Leonie Haimson is a model of an activist who drives city and officials crazy, as well as the billionaires who think they can drive policy with their money. She has two passions: reducing class size and student privacy. She created two groups to fight for her causes: class Size Matters and Student Privacy Matters. Leonie and her allies (the Parent Coalition for Studebt Privacy)  killed inBloom, the data mining program of students that Gates and Carnegie funded with $100 Million. (Full disclosure: I am a member of her board [Class Size Matters] and she is a member of the board of the Network for Public Education.) With meager resources, Leonie writes, testifies, organizes, blogs, and is a force to be reckoned with.

This week, she and a coalition of parents filed a lawsuit against the state and the city to demand class size reduction. 

See the lawsuit here. 

“Advocates and city parents have filed a lawsuit calling on state Education Department officials and city schools Chancellor Richard Carranza to reduce class sizes in the public schools.

“The suit filed in Albany State Supreme Court Thursday was brought by advocates with Class Size Matters, the Alliance for Quality Education and nine parents from all five New York City boroughs.

“It claims the state and city Education officials have ignored a 2007 law called the Contract for Excellence that required the city to lower class sizes.

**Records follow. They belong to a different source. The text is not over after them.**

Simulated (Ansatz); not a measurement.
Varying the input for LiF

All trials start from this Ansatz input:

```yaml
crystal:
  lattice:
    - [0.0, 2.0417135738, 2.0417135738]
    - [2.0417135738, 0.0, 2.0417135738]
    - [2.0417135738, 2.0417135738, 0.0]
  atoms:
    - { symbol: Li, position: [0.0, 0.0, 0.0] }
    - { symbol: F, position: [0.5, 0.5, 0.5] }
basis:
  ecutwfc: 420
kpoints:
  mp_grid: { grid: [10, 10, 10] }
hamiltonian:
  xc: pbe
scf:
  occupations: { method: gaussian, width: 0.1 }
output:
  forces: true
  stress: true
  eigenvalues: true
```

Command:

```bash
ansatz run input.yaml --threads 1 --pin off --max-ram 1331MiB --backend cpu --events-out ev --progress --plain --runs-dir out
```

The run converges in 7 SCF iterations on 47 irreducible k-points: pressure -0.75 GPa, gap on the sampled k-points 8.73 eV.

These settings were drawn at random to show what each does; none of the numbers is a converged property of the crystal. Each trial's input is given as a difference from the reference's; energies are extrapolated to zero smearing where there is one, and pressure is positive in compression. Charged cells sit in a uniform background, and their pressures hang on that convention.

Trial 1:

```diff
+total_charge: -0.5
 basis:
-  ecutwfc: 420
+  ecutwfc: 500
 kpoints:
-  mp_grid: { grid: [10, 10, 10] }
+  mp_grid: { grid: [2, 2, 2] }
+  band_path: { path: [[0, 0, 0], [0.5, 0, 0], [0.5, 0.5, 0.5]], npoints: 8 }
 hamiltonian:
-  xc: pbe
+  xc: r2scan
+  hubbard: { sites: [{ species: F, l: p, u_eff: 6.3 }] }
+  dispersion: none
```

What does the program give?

“Class Size Matters founder Leonie Haimson said the city has instead increased class sizes, with nearly one-third of all students in classes of 30 or more children.

“It is unconscionable that the state and the city have flouted the law and are subjecting over 290,000 students to overcrowded classes of 30 students or more,” said Haimson, citing a Class Size Matters analysis of city Education Department data.”